Old thread, but you are correct.

This was done to close a loophole:
If you have a US-resident corporation that is owned by an Estonian company, you pay US corporate tax and then 15% WHT on the dividends that are paid to the parent.
So if the US-resident company has $1M in profits, it pays e.g. 21% CIT in the US, and then 15% WHT on that.

If you have a transparent US entity, then the income passes through and is paid in the hands of the Estonian company. You only pay US corporate income tax on the ECI.
So if the Estonian company has $10M in profits and $1M are from ECI (US-source income), then it only pays 21% on the $1M - and then the money could flow tax free to the Estonian company.
So the transparent entity (branch) would have a 15% tax advantage over the corporation. This was not intended.
So the branch profit tax was invented instead, taxing the profits like dividends, even if they're not dividends.
So in this case you would also pay the 15% tax on the $790k profit that is repatriated to the Estonian company.
But like with dividends, you only pay it on money that flows back to the parent/member. If you keep the money in the US LLC, it is not taxed, just like with the US-resident corporation.
 
If you have a transparent US entity, then the income passes through and is paid in the hands of the Estonian company. You only pay US corporate income tax on the ECI.
If a single member US LLC has a business office in the US (apart from the regular registered agent address) as required by numerous US-based EMI's , then will that LLC be considered as tax resident in the US?
 
If a single member US LLC has a business office in the US (apart from the regular registered agent address) as required by numerous US-based EMI's , then will that LLC be considered as tax resident in the US?

There are several questions here:

1. Is it ECI? If it's only an office and no profit is generated there (no employees/dependent agent, no work done in the US) - probably not? But I don't know for sure.

2. Is the LLC transparent or taxed as a corporation? If it's taxed as a corporation (your choice on the form), then it pays tax on all income in the US, unless a treaty says otherwise. If you choose for it to be transparent (like most single-member LLC's are), then you only pay tax in the US on ECI. If it is owned by an individual, no further tax applies. If it is owned by a foreign corporation, then branch profit tax applies on the after-tax profit that is paid out to the parent entity.

If you own a single-member LLC as an individual (not through a corporation), there can never be BPT.
If you own it through a corporation, then there is BPT if there is ECI. So if you want to reduce the risk, you should either own the US LLC in your own name, or you should make sure that there cannot be ECI.
 
The way I understand this article:

https://www.journalofaccountancy.co...ew-of-effectively-connected-income-rules.html

It would not constitute ECI if you have only rented an office for banking compliance purposes and no actual work is carried out in the US.
But you will probably want to double check this with a US CPA or tax lawyer.

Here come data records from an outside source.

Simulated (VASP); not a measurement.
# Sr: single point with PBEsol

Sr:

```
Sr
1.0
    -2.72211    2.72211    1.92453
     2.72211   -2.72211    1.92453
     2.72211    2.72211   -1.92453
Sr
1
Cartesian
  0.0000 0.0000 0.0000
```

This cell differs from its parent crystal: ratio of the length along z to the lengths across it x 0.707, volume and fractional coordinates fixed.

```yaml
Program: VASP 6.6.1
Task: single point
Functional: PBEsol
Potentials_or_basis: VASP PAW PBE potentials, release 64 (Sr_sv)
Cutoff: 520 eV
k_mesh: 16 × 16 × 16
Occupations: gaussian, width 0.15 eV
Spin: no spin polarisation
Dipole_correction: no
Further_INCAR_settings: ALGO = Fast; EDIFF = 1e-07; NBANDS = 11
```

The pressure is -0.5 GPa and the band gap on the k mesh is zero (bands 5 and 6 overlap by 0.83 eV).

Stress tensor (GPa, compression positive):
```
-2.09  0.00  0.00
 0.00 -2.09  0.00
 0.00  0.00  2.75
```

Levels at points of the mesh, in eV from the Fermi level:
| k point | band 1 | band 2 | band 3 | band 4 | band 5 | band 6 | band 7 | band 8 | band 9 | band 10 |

I would also expect states like California to be more aggressive here, for example.
 
It would not constitute ECI if you have only rented an office for banking compliance purposes and no actual work is carried out in the US.
But you will probably want to double check this with a US CPA or tax lawyer.
If you can prove that the office is empty without any dependent staff, you are fine. But you have to ensure that only some janitor goes there for post and cleaning and that he is working for many other companies.

I would also expect states like California to be more aggressive here, for example.
Isn't federal tax matter handled by the national IRS anywhere?
 
Yes, but afaik, states have their own tax code and their view may again differ from what the IRS decides?

I guess OP will want to avoid having ECI anyway, so not sure if this matters...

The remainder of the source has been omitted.